7 Reasons Your Kids Will Love Beautiful Lake Lure

Staying with Bluegreen Resorts means that you have access to some of the best vacation destinations in the United States, from mountainous Aspen to colorful New Orleans. You can also stay at one of Bluegreen’s locations in the beautiful Blue Ridge Mountains, such as Foxrun Townhouses in Lake Lure, North Carolina. In Lake Lure, you won’t have to drag the family around a busy city or try to navigate an overcrowded beach.

Instead, you’ll discover a plethora of relaxing retreats and natural attractions that are perfect for the whole family. From natural waterfall slides to zipline tours, it won’t be hard to entertain the kids and get back to nature while staying at Foxrun Townhouses. Here are seven reasons why your kids will love visiting Lake Lure:

Lake Lure Beach and Water Park

lake lure

Image courtesy Donald Lee Pardue | Flickr

When the weather is warm, the 100-yard beach and inviting waters of Lake Lure are understandably some of the main attractions in the area. The whole family can swim and play in the cool lake, picnic on the clean beaches, and visit the Lake Lure water park. At the water park, kids will enjoy hours of fun with games and a water slide. While you soak up the sun at the lake, you can also savor the beauty of the surrounding Blue Ridge Mountains.

Canopy Ridge Farm

Spanning 120 acres on the east side of Lake Lure, Canopy Ridge Farm offers exciting zipline tours through Hickory Nut Gorge and kayak adventures on the lower Rocky Broad River. The 90-minute zipline tour takes you flying through lush forests, and each line delivers a unique experience for constant entertainment. For example, the Zip Zilla is designed for speed and soars through the trees for more than 1,000 feet.

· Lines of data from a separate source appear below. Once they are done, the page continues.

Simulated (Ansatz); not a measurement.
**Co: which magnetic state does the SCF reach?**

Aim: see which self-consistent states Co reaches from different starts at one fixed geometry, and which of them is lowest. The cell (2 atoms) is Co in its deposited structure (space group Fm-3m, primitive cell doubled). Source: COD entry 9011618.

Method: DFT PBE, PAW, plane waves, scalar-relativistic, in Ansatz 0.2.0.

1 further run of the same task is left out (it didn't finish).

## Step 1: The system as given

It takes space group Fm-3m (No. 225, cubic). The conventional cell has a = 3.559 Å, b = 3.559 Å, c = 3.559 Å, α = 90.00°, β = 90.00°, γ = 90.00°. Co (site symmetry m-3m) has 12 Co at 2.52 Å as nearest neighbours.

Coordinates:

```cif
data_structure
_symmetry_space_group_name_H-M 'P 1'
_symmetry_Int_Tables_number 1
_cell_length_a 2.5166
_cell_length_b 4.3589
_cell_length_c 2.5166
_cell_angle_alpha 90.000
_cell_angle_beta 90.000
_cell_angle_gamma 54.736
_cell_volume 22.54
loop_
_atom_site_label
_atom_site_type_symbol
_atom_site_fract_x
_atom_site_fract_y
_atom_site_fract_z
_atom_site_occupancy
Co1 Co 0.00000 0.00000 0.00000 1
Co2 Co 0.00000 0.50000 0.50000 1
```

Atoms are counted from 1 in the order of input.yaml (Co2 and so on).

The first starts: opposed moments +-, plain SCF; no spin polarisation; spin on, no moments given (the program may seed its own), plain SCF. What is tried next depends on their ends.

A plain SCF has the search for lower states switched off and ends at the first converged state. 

Canopy Ridge Farm’s guided kayak tours are also great for adults and kids above the age of five. On the 90-minute tour, you’ll paddle through a gentle section of the river, with minimal class 1 and class 2 rapids and a few fast moving shoals. The scenic river tour is perfect for paddlers of all experience levels.

Pearson Falls

pearson falls

Image courtesy Kat Jenkinson | Flickr

To further discover North Carolina’s stunning water features, you can drive a short way to Pearson Falls, located between the towns of Saluda and Tyron. The cascading waterfall is part of a 268-acre bird and wildlife sanctuary that features spring-fed streams, thick green forests, and stunning rock formations.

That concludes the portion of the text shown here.